By Simon Vozick-Levinson | September 26, 2014
André 3000 first discovered Jimi Hendrix in the late Nineties, when he heard the guitarist's cover of "All Along the Watchtower" in a movie. "Those solos are excellent, man!" says the rapper and singer, who was best known at the time as Outkast's trippier half. "I didn't even know Bob Dylan wrote it at that point. Then I started digging into Jimi's catalog." More than a decade later, André has given a powerful starring performance in the Hendrix biopic Jimi: All Is by My Side, entering wide release this month. He called during a rare break from his 42-date reunion tour with Outkast – the duo's first tour since 2002. "I'm finally at home with a day to chill out," says André, 39. "Time to wash clothes and Netflix."
Did your love of Hendrix influence the music you made with Outkast?
Definitely. When you hear the guitar solo break out on "Bombs Over Baghdad," Jimi influenced that. One of the guys from our backing band played it. At the time – this is going to trip you out – the record company was like, "We've got to take that out. We should get Kid Rock to play it." No joke. They thought it would be a great marketing move.
Seriously? What happened?
I was like, "What?" I love Kid Rock, but I said, "I don't want to go for the name thing."
In the movie, you play Jimi in his midtwenties, on his first trip to London. Where was your head at when you were that age?

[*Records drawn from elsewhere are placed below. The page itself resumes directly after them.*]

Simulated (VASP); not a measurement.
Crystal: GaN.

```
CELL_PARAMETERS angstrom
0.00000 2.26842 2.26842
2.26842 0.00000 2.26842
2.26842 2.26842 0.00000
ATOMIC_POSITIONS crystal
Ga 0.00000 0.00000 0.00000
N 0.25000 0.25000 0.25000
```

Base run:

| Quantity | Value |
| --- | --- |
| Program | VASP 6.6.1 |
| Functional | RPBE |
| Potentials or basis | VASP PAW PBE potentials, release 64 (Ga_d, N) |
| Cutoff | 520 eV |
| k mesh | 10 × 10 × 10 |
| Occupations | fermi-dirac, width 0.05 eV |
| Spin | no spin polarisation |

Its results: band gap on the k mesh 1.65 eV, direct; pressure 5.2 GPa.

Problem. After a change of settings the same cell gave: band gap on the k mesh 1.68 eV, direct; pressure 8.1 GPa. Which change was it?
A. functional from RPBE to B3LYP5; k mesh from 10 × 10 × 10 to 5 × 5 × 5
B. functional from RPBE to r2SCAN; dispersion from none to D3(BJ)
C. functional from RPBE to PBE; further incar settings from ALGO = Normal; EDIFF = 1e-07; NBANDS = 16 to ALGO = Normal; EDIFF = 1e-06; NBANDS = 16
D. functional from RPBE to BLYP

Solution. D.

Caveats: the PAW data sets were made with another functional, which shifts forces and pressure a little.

It felt like we were riding a nice wave . I was just wide-eyed, taking in the world, figuring out what life is about. In the studio all the time, producing all the time, writing all the time. It was fun. Then, of course, at 39 you figure out you really don't know anything.
Do you like being in your late thirties?
It's just a crossroads. I liken it to knowing that you have three months left in college, but you don't have any prospects. Up until recently, I was living out my high school dreams – that's when we started Outkast. This is the second half: my true adult, grown man life. What are my new dreams? What's André Benjamin's dream right now? What do I want to do? What do I want to say? What do I feel passionate about? It's very exciting and scary.
Your son Seven is 16. Is he different from what you were like as a teenager?
All teenagers are pretty much the same, but I think this generation is a lot cooler. He's not crazy about having to have the name-brand clothes or the new this or the new that. Race is not an issue with these kids. Sexuality is not an issue. They're hopeful. I think that's cool.
You've been known at times as a ladies' man. Have you ever been on Tinder?
Been on what?
It's a dating app for your phone.
I haven't really gotten into the social-media thing at all. I've never had a Twitter, I've never had a Facebook, I've never had Instagram or any of them. It's funny. People come up to me in the street, like, "Yeah, man, I've been following you. We've been talking." I'm like, "Man, that's somebody posing as me!" I've actually reached out to Facebook and Twitter and said, "Please take these people down who are imitating and posing as me," but they don't. They're shitty about it. I guess they just don't care.
What do you do for fun these days? Do you go out much?
I don't go to major concerts, but I like to go into small clubs and see what local people are doing. I'll go to the smallest, shittiest clubs, the dive bars, and see what's going on. That's where it's at.
Do people at the clubs recognize you?
Yeah. They come up and make pitches. Or they ask, "What are you doing here?" And I explain why I'm there, and they get it, and we just sit there and listen to music.
You've talked about feeling bored by hip-hop. Is that how you feel now?
Well, I'm not really bored by rap, per se. It's more that I'm bored with what I can do in rap. I'm always a fan – from the stupidest knucklehead rap to the quote-unquote lyrical gods, I listen to it all. I just don't know what else I can do with it.
Really? You must know how many people would love to hear a new rap album from you.
I understand it. People stick to ideas that they're familiar with. I mean, I honestly wish that I could make a dope rap album, but I know it would be something else. I've always known that there comes a time when you're just not as hip. It happens to everybody, and it has nothing to do with talent. It has to do with intensity and time and the world growing around you.
So what does excite you these days? Is it music, acting, something else?
Ah, man, I don't know. I'm at a stuck place.
Are you suffering from writer's block?
Nah, I write all the time. I jot down ideas and concepts – I'm into the pen to paper concept. I write on napkins, I write in my sketch pad. Maybe it's three words, or one sentence. But I'm not writing songs all the time.
You said recently that you don't get much out of performing live music anymore. So why did you agree to tour with Outkast this summer?
What I meant by that was, when you get out onstage and you're doing these songs that you wrote when you were 17, it's not the same. When I wrote those songs, it was fresh. I meant it at the time. Now, it's just words that you're spewing. But I do have fun onstage. I try to find new ways to perform those same verses. I'm into newness. I hate repetition.
So is this it? Is Outkast done after 2014?
You can never say never, but we have no plans to tour again. The show looks much better at 39 than it will at 60.